Thumbs up to the film “The Imitation Game” and to Benedict Cumberbatch for giving such a convincing portrayal of Alan Turing.

The film is interesting, well-done and easy to understand by people who have little or no knowledge of Mathematics.

One of Turing’s achievements was the concept of a test, which could test a machine’s ability to exhibit intelligent behaviour equivalent to, or indistinguishable from, that of a human. This has come to be known as the Turing Test. I was pleased to notice how subtly the film handled and paid homage to this concept in one of the last scenes. There, Turing is shown concluding his conversation with the detective and saying: “So, am I a man, a machine, or a war hero?” It was as though Turing was turning the test onto himself…

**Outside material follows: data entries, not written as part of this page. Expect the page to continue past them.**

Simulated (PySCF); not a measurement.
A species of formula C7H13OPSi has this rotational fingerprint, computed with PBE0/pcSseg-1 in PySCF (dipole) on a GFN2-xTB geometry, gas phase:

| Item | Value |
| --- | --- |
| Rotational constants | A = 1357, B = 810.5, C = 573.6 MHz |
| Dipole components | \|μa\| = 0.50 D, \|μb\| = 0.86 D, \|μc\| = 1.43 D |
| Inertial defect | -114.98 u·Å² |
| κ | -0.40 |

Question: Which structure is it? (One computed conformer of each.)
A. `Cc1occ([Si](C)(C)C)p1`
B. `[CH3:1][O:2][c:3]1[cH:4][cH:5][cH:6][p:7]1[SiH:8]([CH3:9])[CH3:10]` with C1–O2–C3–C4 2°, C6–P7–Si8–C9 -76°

The detective replies “I cannot judge you, sir”. It goes without saying that Alan Turing’s final years and treatment by the British judicial system were tragic and disproportionate to his contributions to victory in World War II, Mathematics and modern Computing. He died at the age of 41 on 8 June 1954. Had he lived for longer, he might have borne witness to the grand advances in Computing during the 60s and later: Unix, the Mac, maybe even Windows. Surely, he would have made his mark there…

PS As a Mathematician I could not help noticing a small slip by Keira Knightley: In the scene when Turing and Joan Clarke are on the lawn solving a mathematical problem, Keira Knightley alludes to a theorem of Euler, pronouncing the “Eu” as in “yew”. It is actually pronounced “oy” as in “boy”.